“Like every person, each snowflake is unique.”
There are (roughly) 7 billion people in the world today. That’s quite a lot, when you really think about it; 7 billion people, each one with their own abilities, social groupings, and needs for food.
However, each human will differ, at least a little, from the other 6,999,999,999. There may be vast differences; one person may be a Canadian-born China inhabitant, while another may be a parent’s-basement-dwelling 30-year-old virgin. The differences may also be minimal; identical twins may share many of the same interests, but even they will have different opinions on some issues.
Now, take a look at snowflakes. Each little flake drifts down to earth, either piling on top of cold, frozen ground, or melting on contact. Now, consider how much acreage the average snowstorm is able to cover. Here in the Alleghenies, this is a very sizable amount of land.
Now, how many of these little flecks of snow does it take for even a dusting? Alternatively, how much snow needs to fall in order to see 3 feet of the white stuff looming on your driveway? I’m unsure where, exactly, one can find an estimate to fulfill these questions; however, the sheer number of snowflakes needed surely must surpass 7 billion, perhaps into the trillions, quadrillions, or beyond.

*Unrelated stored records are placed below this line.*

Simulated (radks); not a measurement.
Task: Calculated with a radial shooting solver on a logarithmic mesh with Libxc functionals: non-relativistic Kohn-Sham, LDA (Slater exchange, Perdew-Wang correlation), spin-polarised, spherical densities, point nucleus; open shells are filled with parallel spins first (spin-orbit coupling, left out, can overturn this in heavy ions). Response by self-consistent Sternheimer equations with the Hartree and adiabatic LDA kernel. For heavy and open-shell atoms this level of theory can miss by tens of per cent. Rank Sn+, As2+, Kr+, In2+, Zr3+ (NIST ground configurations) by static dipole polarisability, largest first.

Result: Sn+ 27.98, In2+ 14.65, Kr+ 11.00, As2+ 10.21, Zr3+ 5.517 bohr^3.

That’s where things start to get a little hazy. How can so many almost-impossible-to-see-with-the-naked-eye objects be different from one another? There must be a match in there somewhere! Too bad there’s no way to compare each flake with every other.
So, I tend to look at it this way: Snowflakes don’t make the perfect metaphor for individuality. Instead, they are the perfect example of power in numbers. While each and every one of us is special, it is how we interact with others that allows our true self to be brought out.